Test Shows Big Data Text Analysis Inconsistent, Inaccurate
DillyTonto writes The "state of the art" in big-data (text) analysis turns out to use a method of categorizing words and documents that, when tested, offered different results for the same data 20% of the time and was flat wrong another 10%, according to researchers at Northwestern. The Researchers offered a more accurate method, but only as an example of how to use community detection algorithms to improve on the leading method (LDA). Meanwhile, a certain percentage of answers from all those big data installations will continue to be flat wrong until they're re-run, which will make them wrong in a different way.
This is what scares most people, or at least me, about ideas of using big data to predict criminals or otherwise mess up people's lives.
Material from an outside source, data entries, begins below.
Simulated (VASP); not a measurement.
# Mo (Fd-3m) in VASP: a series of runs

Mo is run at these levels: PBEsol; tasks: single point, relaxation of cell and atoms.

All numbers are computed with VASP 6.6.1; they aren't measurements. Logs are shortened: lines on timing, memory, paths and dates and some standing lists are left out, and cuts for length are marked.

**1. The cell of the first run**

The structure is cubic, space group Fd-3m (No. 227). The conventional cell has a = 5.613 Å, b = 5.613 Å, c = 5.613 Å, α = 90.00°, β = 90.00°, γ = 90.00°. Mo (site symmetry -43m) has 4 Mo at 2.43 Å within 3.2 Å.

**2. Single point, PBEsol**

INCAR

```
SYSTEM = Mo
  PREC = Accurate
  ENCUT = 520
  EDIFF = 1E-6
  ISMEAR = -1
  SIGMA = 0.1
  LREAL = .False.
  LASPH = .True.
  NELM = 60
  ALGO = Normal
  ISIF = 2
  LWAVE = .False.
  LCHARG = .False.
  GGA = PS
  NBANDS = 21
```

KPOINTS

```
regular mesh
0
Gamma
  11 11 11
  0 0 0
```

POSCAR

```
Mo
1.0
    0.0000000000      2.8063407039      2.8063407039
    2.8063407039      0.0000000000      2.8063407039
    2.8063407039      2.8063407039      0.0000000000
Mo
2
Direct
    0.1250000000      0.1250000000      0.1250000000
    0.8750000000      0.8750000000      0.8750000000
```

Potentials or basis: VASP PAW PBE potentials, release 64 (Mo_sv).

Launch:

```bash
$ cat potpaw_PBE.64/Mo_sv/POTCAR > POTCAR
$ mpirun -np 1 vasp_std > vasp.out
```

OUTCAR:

There's lies, damn lies, and statistics. Big data is just the 3rd repackaged, snake oil for people who (a) don't understand the business they're in (or they wouldn't need consultants telling them big data will tell them how to better run their business), (b) don't know which data is relevant, (c) don't know what questions are important, and (d) should be fired.
Big data wouldn't have prevented GM from going bankrupt. GM head idiot Wagoneer didn't understand that the nature of the business had changed (point a). Also didn't understand that those big sales figures for Hummer were irrelevant, because they were a product that was soon answering the "wrong question" (point b). He failed to address the crunch others knew was coming, so he didn't ask "what happens when ..." (point c). As for point d, he was finally fired, but too late.
Big data is just a new twist of online dating. "Given enough people, we can match any two." Yeah, right.
"Transparent" is a shit show that trades on every stereotype going. A man in drag is NOT a transsexual.
The hype over big data comes from companies like Facebook or Amazon. It's a consequence of bad decisions made in the early days.
It's easy to see how this happens. Some dude says: to hell with data models, data governance or a formal approach to data warehousing; those are too "enterprisey", we are a nimble startup with the need to pivot and build MVPs quickly, let's just serialize our java/python/php objects for now. A billion dollars and 20 petabytes later the company has to rely on machine learning to sift through their digital garbage so they could find out how many users they have. And if they need stuff that runs on thousands of commodity servers, like hadoop or cassandra, it's not because it's better, it's because IBM doesn't make a mainframe big enough to help them.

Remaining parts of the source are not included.